This blog represents an assignment in a class about Distance Education. It discusses Web 2.0 as a current and emerging technology that is being used and has the potential to be used for distance education.
Web 2.0 is not really a technology but encompasses technology which is different than the technology that was introduced to the World Wide Web in its infancy and young years. Tim O'Reilly wrote a treatise about Web 2.0 that can be found hereWhat Is Web 2.0? There is another good write-up at Webmonkey.
This blog represents an overview of Web 2.0 and addresses the underpinnings of how we think about technology online. The new design patterns or business models that we encounter in Web 2.0 are what have made new technology fit so well into the halls of education.

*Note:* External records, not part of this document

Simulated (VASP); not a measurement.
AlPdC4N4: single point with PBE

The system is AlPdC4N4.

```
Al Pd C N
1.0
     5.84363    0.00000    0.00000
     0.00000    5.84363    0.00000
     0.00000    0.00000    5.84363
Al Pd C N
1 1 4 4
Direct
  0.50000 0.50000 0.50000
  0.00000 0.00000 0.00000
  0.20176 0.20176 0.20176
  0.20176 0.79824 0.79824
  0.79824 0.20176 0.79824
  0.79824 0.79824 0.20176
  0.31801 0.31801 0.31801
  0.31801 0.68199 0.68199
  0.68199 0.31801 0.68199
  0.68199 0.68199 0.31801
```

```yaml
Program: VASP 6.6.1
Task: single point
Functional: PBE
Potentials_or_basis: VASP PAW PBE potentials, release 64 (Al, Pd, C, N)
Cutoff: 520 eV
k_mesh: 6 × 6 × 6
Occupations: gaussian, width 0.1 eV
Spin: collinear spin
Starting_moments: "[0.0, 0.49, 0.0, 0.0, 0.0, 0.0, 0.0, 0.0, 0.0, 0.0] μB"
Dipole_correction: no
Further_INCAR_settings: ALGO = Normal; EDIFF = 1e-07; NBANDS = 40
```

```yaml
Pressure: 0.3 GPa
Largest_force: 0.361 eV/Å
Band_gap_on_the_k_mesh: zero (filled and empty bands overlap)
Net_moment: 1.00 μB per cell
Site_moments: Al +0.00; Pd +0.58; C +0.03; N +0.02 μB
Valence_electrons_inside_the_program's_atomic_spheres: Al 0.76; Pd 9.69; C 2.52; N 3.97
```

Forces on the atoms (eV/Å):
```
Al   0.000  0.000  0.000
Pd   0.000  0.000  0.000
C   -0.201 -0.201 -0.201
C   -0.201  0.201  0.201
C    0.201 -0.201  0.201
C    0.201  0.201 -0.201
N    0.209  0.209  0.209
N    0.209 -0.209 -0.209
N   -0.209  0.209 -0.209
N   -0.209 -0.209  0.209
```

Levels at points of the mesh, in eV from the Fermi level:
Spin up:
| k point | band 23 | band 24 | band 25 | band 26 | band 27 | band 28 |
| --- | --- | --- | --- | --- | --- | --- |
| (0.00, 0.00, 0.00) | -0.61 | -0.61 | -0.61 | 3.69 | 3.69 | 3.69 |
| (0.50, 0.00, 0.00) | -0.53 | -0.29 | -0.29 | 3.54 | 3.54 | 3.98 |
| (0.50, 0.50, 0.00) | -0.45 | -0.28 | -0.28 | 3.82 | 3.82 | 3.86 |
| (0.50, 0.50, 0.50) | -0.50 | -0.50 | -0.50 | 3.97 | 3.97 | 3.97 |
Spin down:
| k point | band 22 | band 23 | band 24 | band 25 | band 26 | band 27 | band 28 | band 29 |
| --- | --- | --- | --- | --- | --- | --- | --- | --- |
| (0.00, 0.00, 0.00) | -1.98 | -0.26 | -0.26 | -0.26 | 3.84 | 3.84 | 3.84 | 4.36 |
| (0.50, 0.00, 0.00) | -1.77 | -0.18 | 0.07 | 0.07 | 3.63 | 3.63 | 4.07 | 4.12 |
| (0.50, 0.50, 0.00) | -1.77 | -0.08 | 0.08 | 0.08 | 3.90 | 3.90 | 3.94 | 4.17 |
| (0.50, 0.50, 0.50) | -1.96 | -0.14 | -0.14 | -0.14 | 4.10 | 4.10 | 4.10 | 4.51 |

It consists of things like blogs, wikis, podcasts, screencasts, vodcasts, and social software and any other new and emerging technology. O'Reilly explains that he noticed the difference after the dot-com debacle. Many companies died out and what remained did so because they changed the way they were doing things. O'Reilly identified Web 2.0 with some of the following terms: An attitude, not a technology; hackability; the long tail; perpetual beta; small things joined together loosely; trust your users; the right to remix "Some rights reserved"; play; software that gets better the more people use it;....
With the changes occurring in the World Wide Web, come changes in the way education is and will be offered.